Keep all books away from them other than the core.
Make flash cards with the Art Combinations they can cast.
Make a card for spells or a card per spell. Photocopy the character sheets in the back of ArM.
If you can as storyteller get into the Latin as much as possible for immersion. On the other hand do not be pedantic about it, not about history. If players feel the system is overwhelming and/or the historical aspects are overwhelming, they will lose interest.
I've found that, especially for new players, calculating spell levels grinds the game to a halt. When someone wants to spont a spell, you as the story guide should just estimate a level off of the top of your head and keep the game rolling (like you did with 2nd edition). Leave the guidelines for downtime.
I'm running a game at the moment for three players: one is experienced with the background but not with the system, the other two are completely new to Ars Magica.
In hindsight, I think I made a slight mistake in being too 'helpful' in calculating spontaneous magic results, etc. The system can be a bit daunting and I tried to take much of the calculations on myself, leaving the players free to roleplay, but I've probably gone a little too far on that and should make sure that they learn the numbers themselves. To that end, I produced a four-page document that breaks down spellcasting in a (hopefully) intuitive way, lists the formulae and guides them to making the calculations (and decisions on if they want to risk that spontaneous spell) for themselves.

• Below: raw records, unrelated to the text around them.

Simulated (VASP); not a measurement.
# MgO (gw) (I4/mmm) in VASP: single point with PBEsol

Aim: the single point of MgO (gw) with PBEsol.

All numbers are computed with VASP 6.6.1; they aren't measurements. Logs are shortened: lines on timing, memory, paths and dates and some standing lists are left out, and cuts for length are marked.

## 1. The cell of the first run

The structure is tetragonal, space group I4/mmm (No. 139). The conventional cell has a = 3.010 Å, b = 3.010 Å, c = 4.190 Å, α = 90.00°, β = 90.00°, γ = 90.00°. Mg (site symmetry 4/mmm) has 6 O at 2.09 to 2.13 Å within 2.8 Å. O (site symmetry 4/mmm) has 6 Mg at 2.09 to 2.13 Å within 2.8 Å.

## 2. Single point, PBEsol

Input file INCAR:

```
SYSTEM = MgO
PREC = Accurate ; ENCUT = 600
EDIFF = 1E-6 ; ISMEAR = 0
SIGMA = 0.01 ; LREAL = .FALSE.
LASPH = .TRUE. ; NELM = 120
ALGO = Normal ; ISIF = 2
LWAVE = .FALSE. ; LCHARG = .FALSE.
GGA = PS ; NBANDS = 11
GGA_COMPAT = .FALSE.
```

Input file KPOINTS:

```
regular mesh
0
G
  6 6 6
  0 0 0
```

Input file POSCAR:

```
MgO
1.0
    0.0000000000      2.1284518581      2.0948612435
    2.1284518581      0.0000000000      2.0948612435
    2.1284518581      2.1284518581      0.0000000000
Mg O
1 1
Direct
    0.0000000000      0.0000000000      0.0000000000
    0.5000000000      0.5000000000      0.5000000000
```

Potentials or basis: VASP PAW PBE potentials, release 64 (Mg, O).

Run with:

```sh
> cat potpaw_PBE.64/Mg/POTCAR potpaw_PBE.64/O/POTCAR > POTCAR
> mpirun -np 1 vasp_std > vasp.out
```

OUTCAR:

The game has been a fairly slow-paced one so far (exploration, discussion, not much peril) and we've not had a full-blown combat yet. Depending upon what your players enjoy, it might be worth doing something similar and introducing opportunities for spellcasting as the story goes on.
What I have found is that they frequently want to know: Am I in an aura? Is there vis here? Is that thing magic, etc? So I have recently pinned down exactly the casting totals needed for doing that spontaneously (as none of them took those basic spells) so that they have more of an idea now of what they are capable at these low levels.
A thing that I did with a group of mostly non- ars players one evening was to have a laboratory competition. Each person had a magus in the same covenant and we advanced the magi three or so years at a time with all magi having the same goal.
IIRC the goals we used were (in order)
Make the covenant look the most impressive to someone approaching by the road
Find the most hilarious way to deal with a sleeping dragon and its clutch of 5 eggs that are due to hatch in 3 years and wake it.
There is a complete solar eclipse coming in 3 years. Be able to host a party in fact the best party that moves with the path of total extinction for at least 4 hours.
After each contest the results were presented and everyone voted for the best creation (it had to be someone else's). We then drank a toast to the winner.
This got people using the lab rules and spell and item creation rules pretty well.
An idea I remember someone mentioning a while ago on the forums, that I really liked, was have everyone start by making a grog character, then run a short adventure of the grogs going to the covenant, whether returning there from a mission, or being sent there from another covenant as a sign of support. Then the players can make their characters (companion, magus, or both), while the storyguide fleshes out the covenant site.
My game, when I was introducing new people, I made sure to give everyone a taste of faerie, a taste of infernal, a taste of GLORIOUS MAGIC, and a bit of the power of the divine (via dominion auras and congregations) via early adventures. An established covenant that just went through a catastrophe or rebuilding a dead site are both really strong starts for new players.
It took a while for my players to get used to spontaneous casting totals, because they kept forgetting to halve the numbers, or forgot that penetration is based off of the halved number. Some forgot to include touch range for Creo spells... But they've become pretty good at that. One player made a spreadsheet that auto-calculates spell totals.
I found the hardest part was getting the characters invested in the grogs. I helped the game get started by designing all the grogs, so none of the players felt invested in playing or keeping them around.